Outreach

How to Send Presentations That Convert into Meetings

The best narrated presentation in the world is useless if nobody watches it. Learn how to craft the messages that get your presentations opened, watched, and turned into booked meetings.

The Problem: Nobody Clicks Links in Cold Emails

A link to a "narrated presentation" in a cold email gets lost in the noise. Even warm prospects — people who have had a call with you — may not click a presentation link if the message does not make clear why they should invest their time.

The fix is not a better presentation. The fix is a better contextual message that explains what the presentation contains, why it matters to the recipient, and what they should do after watching it. This guide covers messaging templates for clearer presentation outreach and follow-up.

Outreach Templates That Work

Template 1: The Post-Demo Follow-Up

Sent within 2 hours of a live demo or discovery call.

Subject: The walkthrough we discussed

Hi [Name],

Thanks for the great conversation. I put together a narrated version of the deck I showed you — it walks through everything we covered plus a customer case study I mentioned.

[Link to narrated presentation]

It takes about 8 minutes. You can watch it on your own time and share it with anyone on your team who missed the call.

Would next Tuesday or Wednesday work for a follow-up to discuss next steps?

Best,
[Your name]

This template works because it is specific ("the deck I showed you"), low-commitment ("8 minutes"), and makes the recipient feel like the presentation was created specifically for them. More sales follow-up strategies.

Template 2: The Pre-Meeting Prep

Sent 48 hours before a scheduled meeting, enabling the recipient to arrive informed.

Subject: Prep for our call on [Day]

Hi [Name],

I want to make the most of our time on [Day]. Here is a narrated overview of [topic] that covers the key context — it will take about 5 minutes to watch.

[Link to narrated presentation]

After you watch it, you will have a clear picture of what we will discuss, and our call can focus on your specific questions rather than background.

Looking forward to our conversation.

Best,
[Your name]

This template positions the narrated presentation as a time-saver for the recipient. The implicit message: "I respect your time so much that I am sending you context in advance so our meeting is more productive."

Template 3: The Re-Engagement (Deal Has Been Quiet 30+ Days)
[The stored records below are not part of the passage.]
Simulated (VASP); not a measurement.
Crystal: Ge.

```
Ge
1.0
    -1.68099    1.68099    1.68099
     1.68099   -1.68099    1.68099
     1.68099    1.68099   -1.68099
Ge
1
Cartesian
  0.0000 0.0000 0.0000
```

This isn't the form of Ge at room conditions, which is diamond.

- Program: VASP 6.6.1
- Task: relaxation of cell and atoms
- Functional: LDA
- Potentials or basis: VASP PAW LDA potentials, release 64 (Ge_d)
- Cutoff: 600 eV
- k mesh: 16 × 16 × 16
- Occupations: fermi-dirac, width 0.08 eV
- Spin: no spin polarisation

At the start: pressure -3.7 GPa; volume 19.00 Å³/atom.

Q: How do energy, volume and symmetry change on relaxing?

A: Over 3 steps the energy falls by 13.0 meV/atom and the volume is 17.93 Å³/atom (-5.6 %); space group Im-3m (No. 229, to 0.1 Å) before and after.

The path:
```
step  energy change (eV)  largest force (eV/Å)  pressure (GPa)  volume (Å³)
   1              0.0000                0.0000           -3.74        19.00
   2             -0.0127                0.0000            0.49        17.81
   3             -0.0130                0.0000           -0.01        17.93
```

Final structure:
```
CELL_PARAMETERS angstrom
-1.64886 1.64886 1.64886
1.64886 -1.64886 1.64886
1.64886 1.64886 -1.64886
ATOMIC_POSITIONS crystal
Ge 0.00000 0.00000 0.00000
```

When a prospect has gone silent, a narrated presentation with new value can restart the conversation.

Subject: New [relevant topic] you might find useful

Hi [Name],

I came across [new case study / feature / analysis] that is directly relevant to the [specific challenge they mentioned in your last conversation]. I turned it into a quick narrated overview.

[Link to narrated presentation]

The key finding: [one compelling data point or insight from the content].

If this resonates, I would love to pick up our conversation where we left off. Let me know what you think.

Best,
[Your name]

The key principle: deliver genuine value, not a generic "checking in" message. The narrated format makes the value feel substantial — you invested time creating something for them.

What to Include in Your Outreach Message

  • Context: Remind the recipient why you are sending this. Reference a previous conversation, a specific challenge they mentioned, or a mutual connection.
  • Time commitment: Tell them how long the presentation takes. A clear estimate removes the uncertainty that prevents people from clicking.
  • What they will learn: Give them one reason to watch. "This covers the implementation plan we discussed." "It includes a case study from a company in your industry."
  • What happens next: Set expectations for the next step. "Let me know what you think." "Would next week work for a follow-up?"

Timing and Follow-Up Cadence

Most recipients will not watch your narrated presentation immediately. Plan for a cadence:

  • Day 1: Send the initial message with the presentation link.
  • Day 3: If they have not watched, send a gentle reminder. Reference the specific topic: "I want to make sure you saw the narrated walkthrough of the [specific topic]."
  • Day 7: If they have watched but not responded, reference engagement data: "I noticed you spent time on the [slide topic] section — would it be helpful to connect with a customer who achieved similar results?"

The combination of a well-crafted message and engagement analytics transforms presentation sharing from a hope-and-pray activity into a measurable, improvable process. Learn how to use analytics for follow-up.

Ready to send presentations that actually get watched? Start free.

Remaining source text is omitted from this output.